Moisture accumulation at ridge beam, Solution? ridge vent ?
Hey everyone,
I have an issue on my latest project that baffles me., I can really use your collective thoughts and recommendations on this.
One room in the house, the bedroom is 14 x 13 with ridge beam at center and 12 ft high. The floor is concrete with hydroponic water, heating the slab. thermostat is set at 68. The finish on the ceiling is 1×6 t&g fir directly nailed to the bottom of the rafters. Cathedral style. Between the joists (2×6) is 5″ thick rigid insulation. The rafters are covered with 5/8″ plywood and on top of that is “Tyvek Roof Liner, premium roofing underlayment”. The finish roof surface is standing metal roof and the color is dark bronze. The metal roof has been on for at least six months. We have been through many bad rain storms here in California and not a leek in the place. Last Tuesday I get a call from the client his ridge beam is wet in the bedroom he noticed it at approximately 2:30 in the afternoon. it has never appeared before. I head over yep, about 2 to 3 inches down from the ceiling is moist and is the length of the beam except about the last 3 feet at the north end is dry. the following morning I return to see that it is now dry. I do a short investigation, remove vent cap to notice no moisture entering from the exterior. the client arrives haome later that same day and texts me, ‘It’s staring to get wet up there again, damn.” I reviewed the pictures taken of the project and no water lines are in the vicinity of the beam. There are no roof penetrations. I have posted a video I’ve taken showing what I have done to investigate , but I’m a carpenter and not a film editor so it is not of the best quality but should give hopefully enough information for a possible solution. The video may be viewed here.

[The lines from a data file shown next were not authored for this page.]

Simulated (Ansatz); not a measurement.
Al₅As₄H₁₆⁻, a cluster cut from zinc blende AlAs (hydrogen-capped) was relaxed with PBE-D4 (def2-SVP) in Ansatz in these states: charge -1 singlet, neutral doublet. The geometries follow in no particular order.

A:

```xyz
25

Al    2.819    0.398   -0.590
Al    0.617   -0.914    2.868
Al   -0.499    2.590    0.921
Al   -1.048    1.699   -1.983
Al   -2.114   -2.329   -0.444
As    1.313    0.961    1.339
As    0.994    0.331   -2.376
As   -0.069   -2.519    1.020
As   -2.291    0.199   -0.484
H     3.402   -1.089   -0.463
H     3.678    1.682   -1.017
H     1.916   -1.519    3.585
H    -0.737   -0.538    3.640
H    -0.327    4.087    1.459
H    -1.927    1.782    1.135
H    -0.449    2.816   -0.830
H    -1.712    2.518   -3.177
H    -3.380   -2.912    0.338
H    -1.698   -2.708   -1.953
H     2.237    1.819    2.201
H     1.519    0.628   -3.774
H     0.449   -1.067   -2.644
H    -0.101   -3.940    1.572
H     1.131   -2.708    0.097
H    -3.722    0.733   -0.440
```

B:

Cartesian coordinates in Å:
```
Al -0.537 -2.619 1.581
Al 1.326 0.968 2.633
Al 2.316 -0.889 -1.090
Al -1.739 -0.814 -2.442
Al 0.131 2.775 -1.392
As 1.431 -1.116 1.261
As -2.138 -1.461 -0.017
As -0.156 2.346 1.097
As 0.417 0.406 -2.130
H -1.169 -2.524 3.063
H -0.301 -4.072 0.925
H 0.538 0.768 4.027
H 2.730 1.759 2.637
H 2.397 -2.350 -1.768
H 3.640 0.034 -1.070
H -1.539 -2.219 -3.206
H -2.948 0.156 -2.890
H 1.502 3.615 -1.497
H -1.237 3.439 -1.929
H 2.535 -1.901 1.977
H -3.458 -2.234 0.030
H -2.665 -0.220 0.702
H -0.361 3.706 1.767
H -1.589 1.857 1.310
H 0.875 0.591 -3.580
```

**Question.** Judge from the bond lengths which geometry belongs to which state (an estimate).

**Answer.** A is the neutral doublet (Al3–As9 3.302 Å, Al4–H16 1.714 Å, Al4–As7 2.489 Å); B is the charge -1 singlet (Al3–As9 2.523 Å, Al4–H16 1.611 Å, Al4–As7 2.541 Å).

The video is to help you with your thoughts and recommendations . After ruling out that no water is entering from the roof, there is no water pipe leaking inside the ceiling cavity. and remember that 3feet of dry beam at the north well there’s a roof from the other part of the house over that area of the bedroom roof. The only possibility I can come up with is atmospheric, the moisture in the ceiling cavity is condensation caused by a closed ceiling cavity. the architect did not specify any ventilation, ridge vent, in addition to lower vents at the bottom of rafters, possibly, as it would deter from the clean architectural look she was after. So now for corrective measures, a ridge vent running the entire length of the ridge is doable. Do I need to have vents at the bottom of the rafters to create a flow of air or does the heat accumulating and rising, exit the roof vent on it’s own .
Thanks in advance, Mox
Replies
I'd want to know the humidity in the room. Seems to me the moisture is either coming from inside or there's, eg, a leak farther down the roof and rain is getting in and being conducted up to the ridge. It's not "atmospheric", I don't think.
I don't think adding a ridge vent is a good idea. For a ridge vent to work there'd have to be a source of incoming air (eave vents) and suitable channels up the roof to the ridge.
Plus it doesn't make sense to do anything until you've identified the source of the moisture. (Have you considered the possibility of a leak in the hydronic heating?)
(BTW, a "hydroponic" system is used for growing weed, not heating. If there's really a hydroponic system here then that's likely a source of several problems.)
Dan, Thanks for that hydro correction. So I gather you think the roof vent is useless if no incoming air is available? there are no leaks in the roof or the tubing in the radiant floor heating. so moisture then needs to be entering the ceiling cavity simply by hot air rising and accomulating at the ridegmaking it's way throught the ceiling T&G boards into the ceiling cavity. if there was a roof vent would not this rising hat air continue through the cavity and out the roof vent? and sorry for posting in two categories, new here.
The moisture's coming from somewhere.
Like I said, you need to know the humidity inside the room. For that much moisture to be coming from inside the humidity would have to be pretty high.
How do you know the floor tubing isn't leaking? How do you know the roof isn't leaking?
bought a cheap hygrometer. the room measured 48% at 72 degrees he likes his house hot. is 48 high in the humidity?
consider this morning here in venice it did rain. the day it showed on the beam was 8o+degrees and was for 4 to 5 days, no clouds and dry off shore winds
What's the night-time temp there? Dark roof, clear sky, the metal roof will get 5-10 degrees colder than ambient at night. If it gets down to, say, 60, and the roof gets to 50, that's below the dew point for 48% air at 72 degrees.
Asked and answered
over at JLC, but...
The addition of a ridge vent could make this worse by making the beam even colder. I think what you're imagining is that the moisture would dissipate out the top, but the cold air outside would simply chill the beam more quickly. And, it sounds like the venting you're talking about would be an air leak straight out of the building.